These are the thoughts of a Texas transplant in West Michigan who makes his living as a newspaper reporter by evening, and a struggling novelist by day.

Thursday, December 08, 2005

home sweet home

it's late, it feels like a friday night, and i've got muddy waters playing in the background (soooo right that guitar feels in my ear0. dawn's asleep and i really should slip into bed, but i'd best post this now.

phillip snyder made it home. dennis and i made our way to the airport as mentioned. there was a delay. he came in at 2 instead of noon. so after getting up early, i returend home, chillded, then left. we got there and joined the other media folks. there were three tv stations there and the GR press (shondra m. reported for them).

after some waiting, milling, the family arrived. we met up with uncle denny, amber's mom and the kids. the kids are cute little things. i eased my way to talking with the oldest child, got a quick comment from one of the little ones and a few others before snyder came towards us.

its' funny. the tv folks with their cameras knelt down and crowded, as usual, in front. they usually take up a lot of space with the cameras and mikes. one of them made a stupid move forward and all of them jerked forward. i don't understand since they have great capacity for zooming in. they could have been standing 20 feet away from him and still gottena nice close shot. instead, it becomes frenzied with snyder surrounded by his children and media looming over him like vultures (one of the photogs actually voiced that sentiment). and i guess it's true. we are vultures of sorts, except instead of carrion we crave words, sentences, information that will garner the makings of a good story.

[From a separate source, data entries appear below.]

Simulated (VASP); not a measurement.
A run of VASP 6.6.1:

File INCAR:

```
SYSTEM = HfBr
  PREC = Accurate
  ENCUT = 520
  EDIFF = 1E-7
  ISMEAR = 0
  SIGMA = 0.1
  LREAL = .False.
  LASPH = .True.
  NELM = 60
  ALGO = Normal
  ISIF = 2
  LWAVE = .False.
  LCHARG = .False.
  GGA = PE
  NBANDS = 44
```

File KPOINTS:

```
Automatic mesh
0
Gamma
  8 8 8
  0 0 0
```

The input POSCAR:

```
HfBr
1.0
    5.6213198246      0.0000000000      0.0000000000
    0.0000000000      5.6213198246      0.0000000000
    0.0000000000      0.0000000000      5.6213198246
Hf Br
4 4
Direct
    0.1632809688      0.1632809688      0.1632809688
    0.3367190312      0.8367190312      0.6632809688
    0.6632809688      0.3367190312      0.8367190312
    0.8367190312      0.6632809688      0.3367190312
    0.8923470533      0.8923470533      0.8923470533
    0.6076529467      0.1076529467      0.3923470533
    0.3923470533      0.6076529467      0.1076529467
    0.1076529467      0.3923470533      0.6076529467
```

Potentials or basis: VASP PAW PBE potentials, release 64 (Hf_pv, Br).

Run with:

which brings me to this point: do we really care about our the people we interview or is it wham, bam, tahnk you ma'am? i believe that a good reporter cares about the person heor she is interviewing, truly feels some sympathy for an individual. when i interview someone who's just lost their belongings in a fire or loved one in a car carsh, i genuinely feel bad for them. i do my job, thank them or give condolences, pat them on the shoulder or shake their hand, and leave. it's never rough or rude. theat will never get you anywhere. you go in be sympathetic, listen to them, and then i go write the best story i can with what i've got.

soap box time is over.

snyder spoke briefly and then it was over. he'll give a longer, more-depth interview later afte he's rested. i won't be able to do it because i won't be working friday. oh well. someone will do a capable job of it.

ok, i've really got to off now. i feel this entry is a failure and, despite my intent, pointless and rambling. although, isn't that what i am suppose to do with this blog? heh heh


Anonymous Brooke said...

I agree, Roel. Part of the problem with society in 20th and 21st centuries is that it has become apathetic and a disinigration of the conscience collective (as Durkheim put it)has become apparent, and I'm afraid inevitable.